The Middle East has long been organised around two competing logics: pragmatic alignment and ideological alignment. Before the 7 October war, these logics produced two regional blocs that structured most political, diplomatic and security behaviour. The Palestinian attack and invasion that triggered the war ruptured both systems. Incentives shifted, alliances frayed, and assumptions collapsed. What followed has not been the emergence of a calmer order, but a reconfiguration in which ideology has returned in new forms and pragmatism has narrowed, and hardened, requiring deliberate encouragement and support to survive.
For more than a decade, regional politics moved along these two tracks. Pragmatic alliances rested on interests that could be negotiated, measured and enforced. Security cooperation, intelligence sharing, economic integration, technological exchange and opposition to common threats mattered more than symbolic solidarity. Stability carried value. Growth carried legitimacy. Ideological discomfort could be managed or deferred.
At the same time, ideological alliances operated on an entirely different plane, with the opposite allowances made in pursuit of their goals. They were anchored in political and religious worldviews, primarily Islamist, revolutionary and explicitly hostile to western influence. These groupings treated resistance as identity, struggle as virtue and confrontation as proof of moral standing. Economic damage, civilian suffering and regional destabilisation were accepted costs. Brutality was neither incidental nor regretted; it was constitutive.

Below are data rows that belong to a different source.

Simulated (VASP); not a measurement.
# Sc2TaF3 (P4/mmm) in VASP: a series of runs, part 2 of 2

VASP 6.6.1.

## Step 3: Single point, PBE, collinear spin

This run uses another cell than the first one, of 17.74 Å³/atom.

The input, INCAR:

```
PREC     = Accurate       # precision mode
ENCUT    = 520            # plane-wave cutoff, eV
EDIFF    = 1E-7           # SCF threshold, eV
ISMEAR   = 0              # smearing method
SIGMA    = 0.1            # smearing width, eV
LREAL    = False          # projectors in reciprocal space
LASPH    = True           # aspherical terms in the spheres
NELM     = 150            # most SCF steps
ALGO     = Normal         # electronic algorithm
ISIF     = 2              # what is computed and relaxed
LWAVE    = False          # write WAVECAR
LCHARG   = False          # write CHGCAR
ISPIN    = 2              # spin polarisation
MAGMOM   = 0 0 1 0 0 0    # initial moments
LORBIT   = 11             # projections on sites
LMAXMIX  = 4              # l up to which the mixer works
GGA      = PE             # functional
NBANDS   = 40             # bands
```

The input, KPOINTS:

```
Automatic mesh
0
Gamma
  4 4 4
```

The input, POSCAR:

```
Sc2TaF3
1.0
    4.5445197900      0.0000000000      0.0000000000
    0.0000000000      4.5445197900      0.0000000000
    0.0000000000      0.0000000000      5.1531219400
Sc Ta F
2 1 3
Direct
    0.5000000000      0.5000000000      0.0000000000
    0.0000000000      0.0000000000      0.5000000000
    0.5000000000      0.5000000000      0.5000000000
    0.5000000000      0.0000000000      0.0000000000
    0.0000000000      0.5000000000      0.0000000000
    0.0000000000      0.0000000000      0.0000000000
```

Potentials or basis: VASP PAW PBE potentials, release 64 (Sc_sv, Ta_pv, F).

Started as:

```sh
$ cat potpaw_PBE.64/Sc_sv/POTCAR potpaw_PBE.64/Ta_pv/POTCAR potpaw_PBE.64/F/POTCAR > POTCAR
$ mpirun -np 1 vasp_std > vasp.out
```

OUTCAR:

For some time, the pragmatic alignment coalesced gradually and quietly. Mostly under the leadership and strategic discipline of Benjamin Netanyahu, Israel, the United Arab Emirates, Egypt, Morocco and Saudi Arabia informally found themselves cooperating on intelligence, counterterrorism, air defence, trade and technology. This convergence eventually surfaced publicly through the Abraham Accords. In August 2020, Israel and the UAE announced normalisation. By September, Israel, the UAE, and Bahrain signed in Washington. Sudan followed in October. Morocco restored official relations in December.
The process was driven decisively by Donald Trump, who treated normalisation as proof that the region could be reordered through interests rather than ideological fixation. His administration framed the accords as a model, pressed others to join, and attempted to draw the Palestinians into the same logic through the ‘Peace to Prosperity’ plan. That proposal offered investment, institutional reform and economic development as the basis for political progress. It functioned as both pathway and test. Actors willing to prioritise stability could engage. But the Palestinians totally rejected the premise outright, refusing even to engage despite the potential upside and path to a better life for their own people. The refusal clarified intentions with unusual precision. They chose maximalism, ideology, and ultimately religious war which brought about their own impoverishment and misery, over the possibility of growth, prosperity and modernity.
Opposite this stood an ideological bloc centred around Iran, encompassing Hezbollah, Hamas, Syria and the Houthis. This network was sustained through funding, weapons, training and a shared narrative of resistance against Israel and the United States. Its coherence did not depend on prosperity or governance. It depended on hostility, mobilisation and endurance.
These blocs coexisted and structured behaviour. Policy choices, diplomatic initiatives and conflicts reflected alignment with one logic or the other. The pragmatic system enjoyed external accommodation. China and Russia expanded economic and diplomatic ties across Israel and the Gulf, exploiting the stability created by normalisation to increase leverage without challenging the framework.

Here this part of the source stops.